Passion continues to burn bright after 50 years of service

1st deputy group officer of the Cardinia Group and 3rd Lieutenant of the Pakenham Upper Fire Brigade Steve Hicks. 411733 Picture: GARY SISSONS

By Matthew Sims

At 16 years of age, Narre Warren North local Steve Hicks was roaming around his hometown with some friends, not aware that an opportunity which would change the course of his life.

The captain at the Narre Warren North CFA brigade at the time noticed the group of mates and pulled over to ask them if they wanted to start volunteering for the brigade.

Mr Hicks said he joined the brigade in 1974 with some of his friends.

“Three of us stayed on for a while,“ he said.

Mr Hicks was among the recipients of the Australian Fire Service Medal in this year’s King’s Birthday honours.

Mr Hicks acted as the Narre Warren North captain from 1981 to 1987 and the captain at the Pakenham Upper brigade from 1993 to 2001.

He has also served as the deputy group officer in the Pakenham and Cardinia groups and is currently the 1st deputy group officer of the Cardinia Group and 3rd Lieutenant of the Pakenham Upper Fire Brigade.

Out of his 50 years volunteering with the CFA, he has been a captain or lieutenant for 35 years and a deputy group officer for 24 years.

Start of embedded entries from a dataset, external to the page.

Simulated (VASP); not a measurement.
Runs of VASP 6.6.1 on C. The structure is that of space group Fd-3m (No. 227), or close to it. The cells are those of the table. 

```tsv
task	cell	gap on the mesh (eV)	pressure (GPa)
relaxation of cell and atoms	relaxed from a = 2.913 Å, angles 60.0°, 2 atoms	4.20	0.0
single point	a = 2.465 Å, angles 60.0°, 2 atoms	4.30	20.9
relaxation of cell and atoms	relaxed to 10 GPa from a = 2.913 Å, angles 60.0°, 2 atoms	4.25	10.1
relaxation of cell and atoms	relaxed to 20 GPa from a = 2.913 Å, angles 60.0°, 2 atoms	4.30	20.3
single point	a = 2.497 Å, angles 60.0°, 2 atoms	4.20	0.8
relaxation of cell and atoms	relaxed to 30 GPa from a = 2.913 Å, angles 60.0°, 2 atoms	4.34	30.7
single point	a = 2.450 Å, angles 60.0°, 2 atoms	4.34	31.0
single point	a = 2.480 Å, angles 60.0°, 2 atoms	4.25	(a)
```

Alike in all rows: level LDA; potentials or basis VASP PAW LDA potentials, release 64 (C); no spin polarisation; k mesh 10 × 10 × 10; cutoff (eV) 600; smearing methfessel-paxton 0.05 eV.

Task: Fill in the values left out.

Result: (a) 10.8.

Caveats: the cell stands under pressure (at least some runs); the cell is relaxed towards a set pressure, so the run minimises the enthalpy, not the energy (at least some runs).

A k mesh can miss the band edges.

Mr Hicks has also served on the District 8 District Planning Committee Operations sub-committee for 21 years, with a chief officer’s accreditation for a level 3 operations officer and is also an endorsed level 2 incident controller.

His work has focused on increasing the level of competency and performance of volunteers at all levels, with a key focus on wildfire behaviour, crew leaders, and Strike Team leaders.

Mr Hicks said he has loved his work volunteering both in fighting fires and improving the overall performance of local brigades.

“You just do what you need to do,“ he said.

Mr Hicks said technological changes and other shifts in the CFA meant the CFA of today was “hugely different“ than the one he joined 50 years ago.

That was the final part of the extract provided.